Mardi Gras in Cajun Country
Communities across south Louisiana stage fantastic celebrations of Mardi Gras that are big hits with families.
A bird flying across south Louisiana during Carnival time would certainly get a fun view. He wouldn’t have to fly far across the quiet swamps to come upon one big party after another, each offering plenty of bright colors and joyful sounds.
The French heritage of Cajun Country demands a proper celebration of Mardi Gras. And Carnival organizations (called "krewes") will begin getting ready months in advance of February 12, 2013 – the date of Mardi Gras 2013. View the Cajun Country Parade schedules for 2013 Mardi Gras!
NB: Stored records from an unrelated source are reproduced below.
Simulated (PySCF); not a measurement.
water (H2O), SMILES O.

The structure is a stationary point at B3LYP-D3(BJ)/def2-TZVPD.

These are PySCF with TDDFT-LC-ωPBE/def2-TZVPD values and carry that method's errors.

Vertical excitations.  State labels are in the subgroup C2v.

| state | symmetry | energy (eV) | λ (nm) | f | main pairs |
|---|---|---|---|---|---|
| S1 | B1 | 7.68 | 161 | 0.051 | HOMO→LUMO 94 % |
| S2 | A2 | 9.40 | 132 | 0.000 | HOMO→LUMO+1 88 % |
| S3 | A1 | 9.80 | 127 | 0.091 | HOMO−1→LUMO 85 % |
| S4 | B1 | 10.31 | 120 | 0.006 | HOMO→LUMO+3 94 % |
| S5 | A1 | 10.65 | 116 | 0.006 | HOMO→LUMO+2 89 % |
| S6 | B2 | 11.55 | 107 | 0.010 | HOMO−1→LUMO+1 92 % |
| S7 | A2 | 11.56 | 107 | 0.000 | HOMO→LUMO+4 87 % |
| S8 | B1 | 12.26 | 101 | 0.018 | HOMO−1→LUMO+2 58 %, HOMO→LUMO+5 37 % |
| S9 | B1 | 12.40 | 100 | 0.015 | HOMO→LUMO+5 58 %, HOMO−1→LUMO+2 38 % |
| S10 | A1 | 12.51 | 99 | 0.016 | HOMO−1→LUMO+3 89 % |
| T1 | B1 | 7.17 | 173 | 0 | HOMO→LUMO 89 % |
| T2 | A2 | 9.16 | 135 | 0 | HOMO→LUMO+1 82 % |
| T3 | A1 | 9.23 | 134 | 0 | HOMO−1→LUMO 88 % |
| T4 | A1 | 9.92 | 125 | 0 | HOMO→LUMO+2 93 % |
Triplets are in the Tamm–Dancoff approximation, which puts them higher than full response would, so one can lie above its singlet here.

In the heart of Cajun Country, surrounding the city of Lafayette, Carnival custom revolves around Courir du Mardi Gras – the Fat Tuesday run. In small towns across south Louisiana, in a tradition that began in the early 19th century, local folk don homemade costumes and mount their horses for a ride around town to gather ingredients for gumbo. Their search, of course, ends with a party. For good examples, look to the towns of Eunice, Iota, Mamou and Vermilionville. As part of its annual celebration, Eunice also claims to make the world’s biggest King Cake.
Lafayette and its environs supply visitors with a steady diet of parades, put on by krewes that have colorful names like “Chic-a-la-Pie,” “des Jeunes Amis,” “Les Brigands de Lafitte” and “Tous Seul.” The celebrations range from the traditional courir in the small towns to New Orleans-style parades in Lafayette. That city also puts on the south Louisiana specialty – a festival – on Mardi Gras day.
Houma, meanwhile, claims to have the second-biggest Mardi Gras celebration in Louisiana. A dozen parades run in the Houma area during the Carnival season. To create a safe-haven for children, the city sets up an alcohol- and cigarette-free zone along parade routes. On Fat Tuesday, the city’s oldest club, the Krewe of Houmas, winds through the city.
In Lake Charles, the action centers around a single big event: About 50 carnival clubs come together to parade in the city’s gargantuan Krewe of Krewes parade.
The town of New Roads, an area whose settlement dates to French colonial times, boasts the state’s second-oldest Mardi Gras celebration, which began in the late 19th century. There, on a particularly scenic parade route, residents crowd Main Street at the banks of the False River to take in a pair of parades each Fat Tuesday.
Just downriver from New Roads, Baton Rouge proper holds a Carnival commensurate with the capital city’s size and stature. The Krewe of Jupiter usually gets things started, followed by a string of parades by krewes such as the Mystique de la Capitale (the city’s oldest) and culminating with the Spanish Town parade.
Meanwhile, in the bayou country to the southeast of Baton Rouge, the Krewe of St. Amant holds a boat parade, featuring elaborately decorated “boat floats.” While the parades and the types of celebration differ from place to place, what is common to Mardi Gras festivities throughout south Louisiana is that people of all ages are sure to have a lot of fun.